The TaxPayers' Alliance recently published his report Paying for the Credit Crunch: Sharing the Proceeds of Thrift.

The Government’s proposed new 45% income tax band for people earning over £150,000 will not raise any money.  There is no need for anyone to worry about it, if they know what they are doing.

Let’s look at some numbers.  According to the November 2008 Pre Budget Report, the measure will raise £670 million in 2011/12 – which is less than the cost of the Millennium Dome – and that’s even after combining a knock-on effect of the higher rate for trusts.  There are about 500,000 people affected, so they expect to raise about £1,340 from each of them, which in turn implies that that average earnings for this group is around £176,800 per annum.

The Government will actually raise far more money through their mean-minded plans to claw back the personal allowance for people earning over £100,000 (£830 million for 2010/11 and £1,320 million for 2011/12).  For every £2 you earn over £100,000 you will lose £1 of personal allowance, until you’ve lost half of it, and then for incomes over £140,000 you lose a further £1 of personal allowance for every £2 earned, until it has all gone.  Follow that?  Do try to keep up.  I haven’t noticed if there has been any debate about our policy on this aspect of the changes, which will hit more people than the 45% band.

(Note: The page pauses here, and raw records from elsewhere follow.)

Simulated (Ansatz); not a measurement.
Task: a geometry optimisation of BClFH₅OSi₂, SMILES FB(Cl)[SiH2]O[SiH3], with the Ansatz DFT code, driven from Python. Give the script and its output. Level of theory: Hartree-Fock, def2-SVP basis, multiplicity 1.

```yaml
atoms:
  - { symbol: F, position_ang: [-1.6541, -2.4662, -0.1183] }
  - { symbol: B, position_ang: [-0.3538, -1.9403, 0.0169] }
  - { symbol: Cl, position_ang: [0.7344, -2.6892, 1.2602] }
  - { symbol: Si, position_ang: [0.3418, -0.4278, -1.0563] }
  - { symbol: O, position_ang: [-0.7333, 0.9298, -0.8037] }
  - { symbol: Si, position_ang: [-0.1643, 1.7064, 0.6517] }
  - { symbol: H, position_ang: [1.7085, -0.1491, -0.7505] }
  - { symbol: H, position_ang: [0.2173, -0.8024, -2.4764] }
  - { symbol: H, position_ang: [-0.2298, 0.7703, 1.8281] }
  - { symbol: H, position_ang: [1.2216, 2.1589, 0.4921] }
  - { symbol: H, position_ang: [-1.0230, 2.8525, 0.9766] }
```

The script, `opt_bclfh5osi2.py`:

There are also some fiddly changes to national insurance, but we’ll ignore those.  They don’t change the principles of this discussion, only some of the numbers.

How are people going to react?  Suppose ConHome plc, the well-known global conglomerate trading in everything from paper clips to guided missiles, has a high-flying executive, Montgomerie, paid £176,800 per year.  Of course, tax avoidance is wrong, and nobody ever does it, but this is how they could mitigate his exposure:

  • Montgomerie would sacrifice £76,800 of his salary – he would waive his entitlement to any earnings over that level.
  • By an amazing coincidence ConHome would be worried about Montgomerie’s retirement.  They would decide to pay £76,800 into a personal pension for him.  This is still tax-deductible for them, and since it falls outside national insurance they actually make a cashflow gain.
  • Montgomerie therefore has earnings of £100,000 – keeping within 40% tax and retaining his full personal allowance – and he is set on his way to a Fred Goodwin-style retirement.
  • This is all perfectly legal – and in fact the HM Revenue & Customs website actually provides you with advice on how to do it.

The Treasury, despite evidence to the contrary, are not stupid and I expect they know everyone will do this.  In a further mean-minded part of the Pre Budget Report they’ve announced that the annual and lifetime allowances for pension contributions will be “maintained” (i.e frozen and thus cut in real terms) for at least five years from 2010.  Probably the idea is to let everyone boost their pensions and then catch them with higher taxes when there is a sudden revival of the stock market which makes everyone overshoot the lifetime allowance for pension funds in a few years time.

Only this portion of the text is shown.